Ozan Keysan – Middle East Technical University

Researcher Links Travel Grants Recipient

Research Topic: modular and reliable superconducting wind turbine generators

My research visit to the University of Edinburgh focussed on solving the problems with existing wind turbine technologies by using superconducting generators for large scale offshore wind turbine construction.

I was a visiting researcher at the University of Edinburgh for two months between July and September 2015. My visit was supported by the Newton-Katip Çelebi Researcher Links Travel Grants Programme.

Combating climate change is a global challenge that requires serious attention. To reduce the hazardous impacts of climate change, a transfer to a low-carbon economy is essential for many countries around the world. Research shows that people living in under developed countries who contribute minimally to global warming are amongst the most vulnerable population to its effects. Countries such as Turkey, who are expanding and growing their economy, need to find environmentally friendly, economical, and sustainable ways to do this to avoid contributing further to climate change.

Over the next ten years, Turkey is aiming to quintuple the number of installed wind turbines across the country. This rapid increase of turbines will require geographical spaces which cause conflict between the local population and energy companies. The challenge will be in identifying the middle ground between making renewable energy sources more economical for the public while making them more attractive for energy companies to pursue. There are a wide variety of renewable energy sources to choose from. However, wind energy holds the largest share and is rapidly growing in the energy sector.

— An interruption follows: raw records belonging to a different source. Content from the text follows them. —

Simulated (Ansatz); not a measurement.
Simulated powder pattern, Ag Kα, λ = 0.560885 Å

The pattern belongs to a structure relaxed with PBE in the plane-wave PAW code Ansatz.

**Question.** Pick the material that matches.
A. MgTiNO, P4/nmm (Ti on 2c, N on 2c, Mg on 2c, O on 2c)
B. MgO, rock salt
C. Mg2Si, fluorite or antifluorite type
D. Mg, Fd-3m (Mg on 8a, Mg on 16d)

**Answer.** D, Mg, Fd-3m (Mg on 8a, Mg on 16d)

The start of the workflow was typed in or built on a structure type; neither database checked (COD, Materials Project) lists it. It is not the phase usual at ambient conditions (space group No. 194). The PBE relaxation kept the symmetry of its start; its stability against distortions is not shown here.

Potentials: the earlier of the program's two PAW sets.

There has been a remarkable increase in the capacity of installed wind energy turbines which is doubling every three years around the world. By 2014, the total wind turbine capacity had reached 320GW, which corresponds to 4 per cent of the world’s total electric generation capacity. However, wind energy experts point out that the cost of wind energy must be reduced significantly to keep up with this positive trend. One way to reduce the cost of renewable energy would be to find innovative solutions through the application of new materials.

My research visit to the University of Edinburgh focussed on solving the problems with existing wind turbine technologies by using superconducting generators for large scale offshore wind turbine construction.

Carrying wind turbines offshore can solve the problem of space and conflict between populations and companies, but other engineering problems make offshore construction difficult and expensive. The high mass and maintenance issues involved in offshore wind turbine installation currently render the projects inviable. It was precisely these engineering problems that I was hoping to address and solve through my research visit to the UK. We aimed to design a reliable low maintenance superconducting generators for wind turbines. If this could be realised, new technology could reduce the mass by 50 per cent, contributing to the reduction of energy costs, helping to make offshore wind turbines more economically feasible.

The positive outcome of this project is not limited to the decrease of CO2 emissions and environmentally friendly economic growth, but will also bolster economic development and the social welfare of Turkey. The practical implications of such a project could lead to the creation of a new high-tech industry in Turkey, which will contribute to the creation of jobs. Turkey is surrounded by water and taking full advantage of this could make Turkey a hub for offshore wind turbines for surrounding countries adding to the economic value of Turkey and considerably decreasing the prices of energy for the local population.

Newton-Katip Çelebi Fund provided me with a tremendous opportunity to complete a new series of tests to achieve better designs whilst also running experiments to verify my existing design through experiments. Superconducting machines can play an important role in reducing the cost of renewable energy sources and increasing their energy output, but they are extremely difficult to implement by one researcher due to the multi-disciplinary nature of the topic. During my research visit, I worked with a multi-disciplinary research group at the University of Edinburgh, which gave me the chance to work on the different aspects of my research project, which I could not have achieved by myself. . Working with others enabled me to make significant progress in overcoming some of the technical and theoretical issues I faced during my research.

Following my research visit, I had an article published at a conference as well as a highly regarded peer reviewed journal. I was able to meet new people and create networks for future collaborations. In addition, I gave two talks at the UK Magnetics Society Meeting, which was attended by around 80 researchers from across the UK. Thanks to these speeches, I made contacts with the Editorial Board of the IET Renewable Power Generation Journal, who later offered me the position of Associate Editor of the Journal. Furthermore, thanks to this travel grant, I had the opportunity to contact researchers from different universities in Scotland, which evolved into a Newton Fund Institutional Links application between University of Strathclyde, University of Edinburgh and the Middle East Technical University. Finally, during my visit I was able to observe the laboratory facilities of the University of Edinburgh, which I plan to implement at my home institution, the Middle East Technical University.

Overall, visiting Edinburgh has been an invaluable personal and academic experience for me. I was able to familiarise myself with a new research environment, culture and country. I would like to thank the Newton-Katip Çelebi Fund for their valuable contribution to this research project. The visit created multiple networking opportunities, which I firmly believe will be the first step of a long lasting research relationship between the UK and Turkey in my research area.